A REST API is an integral component of a web application. You don't need to be an expert backend developer to make your own. In this workshop, we will walk through the basic building blocks of creating your own REST API using Node.js, Express, and MongoDB.
Pre-requisites
If you would like to follow along, please download and install the following:
- Node.js (LTS 8.x)
- Robo3T (Lightweight GUI for MongoDB)
- Create a free MongoDB instance on mLab
- Insomnia REST Client
- IDE Suggestions: Visual Studio Code, Atom, WebStorm (Trial/Paid)
Links
Top comments (4)
Hello Nick, everytime I click on the link it opens your react tutorial.
This is the Node/Mongo API video's link : Link to video on Nick's youtube channel
Thank you so much for catching that @robencom ! I have been sharing that React link way too much lately. :D
Here's the updated link: youtu.be/egeHq-lYyxoa
Thanks for sharing! Very interesting, I've written a ton of APIs, but never in javascript before. Has using a (No)SQL database through javascript reached a decent enough maturity level to be seen as a production alternative for existing languages like C# in your opinion?

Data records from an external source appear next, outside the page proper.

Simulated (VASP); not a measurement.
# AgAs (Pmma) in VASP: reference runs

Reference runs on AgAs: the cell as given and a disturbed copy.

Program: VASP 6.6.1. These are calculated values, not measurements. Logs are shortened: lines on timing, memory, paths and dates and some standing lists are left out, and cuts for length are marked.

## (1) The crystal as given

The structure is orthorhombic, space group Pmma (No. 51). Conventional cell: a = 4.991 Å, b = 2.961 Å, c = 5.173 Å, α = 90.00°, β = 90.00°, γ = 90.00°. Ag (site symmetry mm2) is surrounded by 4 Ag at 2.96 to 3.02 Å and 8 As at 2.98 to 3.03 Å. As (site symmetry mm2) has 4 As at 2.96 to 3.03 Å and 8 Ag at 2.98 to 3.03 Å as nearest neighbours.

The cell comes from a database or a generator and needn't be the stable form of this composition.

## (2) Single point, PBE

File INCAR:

By the way, while looking through your code on github, I noticed you committed the database credentials. I'm not sure if you are aware of that, since your database seems to be open to anybody that finds these credentials.
That database I shared is an isolated sandbox instance on mLab, so I left the credentials in the code in case anyone wants to play with it. Thanks for pointing that out.
I've coded in ~13 languages and built large-scale systems in a handful of them. My favorites have been C++, C# and Python. Over the past two years, I have worked exclusively with the MERN stack. It is such a joy to work with that stack and it makes life so much easier compared to any other language I've used. The best thing is that you stay within the JS ecosystem all the way to the database. I've built about five large-scale applications using Node / Express / Mongo and haven't had any issues. I had to learn the ropes to deal with lack of multi-threading and scaling, etc.
If your server-side computations are CPU intensive, you need to architect your project accordingly. In those cases, I might opt for Python / C# / C++.